It is interesting to live through the downturn and watch the different business reactions. This weekend I had a conversation with a CEO of a billion dollar company and he had just banned all ‘non-customer facing’ travel (a common step). The cascading impact or ‘snowball’ effect of companies tightening their belts is not hard to fathom:
- Company puts in tight travel controls reducing airline, hotel, car rental and restaurant expenditures
- These businesses buy less consumable product to support their business (oil, paper, sundries, etc.)
- Commodity or primary industries see their businesses reduce revenue resulting in their tightening belts
A big circle of cascading impact. In the US, a high profile example is Circuit City and their recent announcement to close 155 stores due to poor consumer demand. A oft quoted McGraw-Hill article about recessions and marketing spend make the case for not cutting in key areas – one being advertising:
In a study of U.S. recessions, McGraw-Hill Research analyzed 600 companies from 1980-1985. The results showed that business-to-business Firms that Maintained or Increased their Advertising Expenditures during the 1981-1982 recession Averaged Significantly Higher Sales growth, both during the recession and for the following three years, than those that eliminated or decreased advertising. By 1985, sales of companies that were Aggressive Recession Advertisers had Risen 256% over those that didn’t keep up their advertising.

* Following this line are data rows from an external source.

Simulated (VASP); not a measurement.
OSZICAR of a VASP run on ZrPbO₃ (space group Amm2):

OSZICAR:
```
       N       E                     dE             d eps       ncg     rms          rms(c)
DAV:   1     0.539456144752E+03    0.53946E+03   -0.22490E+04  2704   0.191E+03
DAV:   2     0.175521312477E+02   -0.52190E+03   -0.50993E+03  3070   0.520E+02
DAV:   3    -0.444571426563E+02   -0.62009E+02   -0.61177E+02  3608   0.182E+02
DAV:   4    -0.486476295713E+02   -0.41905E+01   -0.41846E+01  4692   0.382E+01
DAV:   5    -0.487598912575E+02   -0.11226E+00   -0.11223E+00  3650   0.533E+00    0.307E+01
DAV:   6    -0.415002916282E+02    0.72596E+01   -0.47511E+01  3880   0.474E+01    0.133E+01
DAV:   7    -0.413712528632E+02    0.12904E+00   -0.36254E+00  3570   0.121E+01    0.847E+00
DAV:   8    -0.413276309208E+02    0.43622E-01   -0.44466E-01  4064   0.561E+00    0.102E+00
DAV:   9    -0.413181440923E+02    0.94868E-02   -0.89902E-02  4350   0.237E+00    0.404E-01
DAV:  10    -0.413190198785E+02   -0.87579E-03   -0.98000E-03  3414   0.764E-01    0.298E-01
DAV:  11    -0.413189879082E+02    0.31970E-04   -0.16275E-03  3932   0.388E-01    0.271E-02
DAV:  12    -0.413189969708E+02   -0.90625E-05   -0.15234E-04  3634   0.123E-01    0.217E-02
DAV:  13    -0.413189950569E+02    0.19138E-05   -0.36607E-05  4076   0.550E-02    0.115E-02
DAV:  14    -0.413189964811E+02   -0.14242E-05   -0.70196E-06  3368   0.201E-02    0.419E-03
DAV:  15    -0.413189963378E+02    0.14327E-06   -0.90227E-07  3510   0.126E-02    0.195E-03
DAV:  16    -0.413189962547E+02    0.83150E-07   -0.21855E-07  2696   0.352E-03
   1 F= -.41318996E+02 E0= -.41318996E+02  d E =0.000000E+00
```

It would appear that for companies with deep pockets, the downturn represents opportunity. They just need to seize the opportunity ….
On the broader topic of leading through a downturn, a Marcus Buckingham quote was sent to me this week which summarizes it well, "What sets real leaders apart is their ability to turn people’s legitimate anxiety about the future into confidence. They do that by showing people vividly what the future is going to look like.”